Maybe it was wishful thinking. Maybe it was a deliberate public relations move. But contrary to news reports that originated on Monday in South Korea, Samsung Electronics Co. Ltd. has not signed a contract with T-Systems International GmbH, the IT services and infrastructure arm of Deutsche Telekom AG, to deliver handsets capable of receiving broadcast TV signals based on a local standard.
"We have no contracts to purchase and distribute handsets," said Thomas Wächter, director of digital broadcasting technology at T-Systems. "That's not our business."
T-Mobile International AG, the mobile arm of Deutsche Telekom and the unit typically responsible for purchasing handsets, was also unaware of a deal. "This is news to me," said company spokeswoman Marion Kessing.
Several media groups, including The Korea Times, reported that Samsung had signed a mobile TV handset deal with T-Systems, referring to a statement from the South Korean manufacturer.
A statement was not available on the manufacturer's English-language Web site.
Neither Samsung's headquarters nor its subsidiary in Germany could be immediately reached.

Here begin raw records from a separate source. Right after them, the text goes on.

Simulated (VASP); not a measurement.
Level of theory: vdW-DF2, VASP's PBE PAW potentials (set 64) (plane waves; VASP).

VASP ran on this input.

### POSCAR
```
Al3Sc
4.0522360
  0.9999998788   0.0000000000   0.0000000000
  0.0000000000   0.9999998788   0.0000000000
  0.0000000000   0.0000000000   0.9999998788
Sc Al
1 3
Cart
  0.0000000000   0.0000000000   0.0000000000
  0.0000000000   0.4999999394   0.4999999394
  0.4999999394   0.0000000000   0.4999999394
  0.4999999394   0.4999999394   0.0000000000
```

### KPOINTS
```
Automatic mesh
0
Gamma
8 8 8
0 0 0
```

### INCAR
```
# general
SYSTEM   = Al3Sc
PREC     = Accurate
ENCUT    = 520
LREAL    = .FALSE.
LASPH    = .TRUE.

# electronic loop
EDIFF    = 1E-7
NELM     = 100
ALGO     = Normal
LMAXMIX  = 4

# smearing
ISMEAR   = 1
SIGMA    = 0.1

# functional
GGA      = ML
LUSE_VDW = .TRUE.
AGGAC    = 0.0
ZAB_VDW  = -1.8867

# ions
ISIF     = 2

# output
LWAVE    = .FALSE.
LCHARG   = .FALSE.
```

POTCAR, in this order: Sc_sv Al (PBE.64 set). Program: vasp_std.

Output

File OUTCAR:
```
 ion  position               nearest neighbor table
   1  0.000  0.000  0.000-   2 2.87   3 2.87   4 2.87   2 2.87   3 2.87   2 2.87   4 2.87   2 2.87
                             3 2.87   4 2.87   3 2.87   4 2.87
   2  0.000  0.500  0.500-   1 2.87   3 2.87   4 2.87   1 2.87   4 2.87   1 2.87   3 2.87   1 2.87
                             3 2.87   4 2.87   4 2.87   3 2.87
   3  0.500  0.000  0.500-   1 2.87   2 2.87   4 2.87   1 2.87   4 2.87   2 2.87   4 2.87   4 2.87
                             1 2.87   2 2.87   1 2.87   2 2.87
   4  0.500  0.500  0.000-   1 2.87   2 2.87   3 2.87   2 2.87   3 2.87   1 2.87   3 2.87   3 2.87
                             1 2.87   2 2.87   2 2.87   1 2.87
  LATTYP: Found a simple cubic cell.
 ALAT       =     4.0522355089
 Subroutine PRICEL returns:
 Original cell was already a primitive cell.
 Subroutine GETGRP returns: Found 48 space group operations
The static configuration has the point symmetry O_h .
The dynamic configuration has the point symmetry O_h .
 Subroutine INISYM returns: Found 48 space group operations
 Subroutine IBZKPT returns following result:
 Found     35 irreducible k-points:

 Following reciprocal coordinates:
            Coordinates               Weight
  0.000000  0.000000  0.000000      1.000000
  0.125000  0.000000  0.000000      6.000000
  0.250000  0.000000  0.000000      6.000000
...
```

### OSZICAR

"What we signed late last month was an MOU (memorandum of understanding) to cooperate in the development and promotion of mobile TV services," Wächter said. "As part of this agreement, we will test equipment from Samsung, including handsets. But we have no contract to purchase equipment."
At the Cebit trade show in March, T-Systems demonstrated mobile TV, using a handset from Samsung based on the DMB (Digital Media Broadcasting) format. This format, which evolved from the DAB (Digital Audio Broadcasting) standard, is being pushed by South Korean manufacturers, including LG Electronics Inc., the first company to offer a mobile TV phone based on the DMB format last November.
Although T-Systems plans to provide broadcasting infrastructure services for mobile TV service at the FIFA (Fédération Internationale de Football Association) World Cup soccer tournament in Germany next year, the unit has yet to reach a decision with TV stations and mobile operators as to which technology will be used, according to Wächter.
Two competing standards are under review: South Korea's DMB; and DVB-H (Digital Video Broadcasting-Handheld), which was approved by the European Telecommunications Standards Institute in November. The DVB-H standard is backed by some of the world's largest handset makers, including Motorola Inc., NEC Corp., Nokia Corp., Siemens AG and Sony Ericsson Mobile Communications AB.
"The choice of standard could depend, at least for mobile TV service at the World Cup games, on available frequencies, and if this is the case, DMB could have an advantage," Wächter said.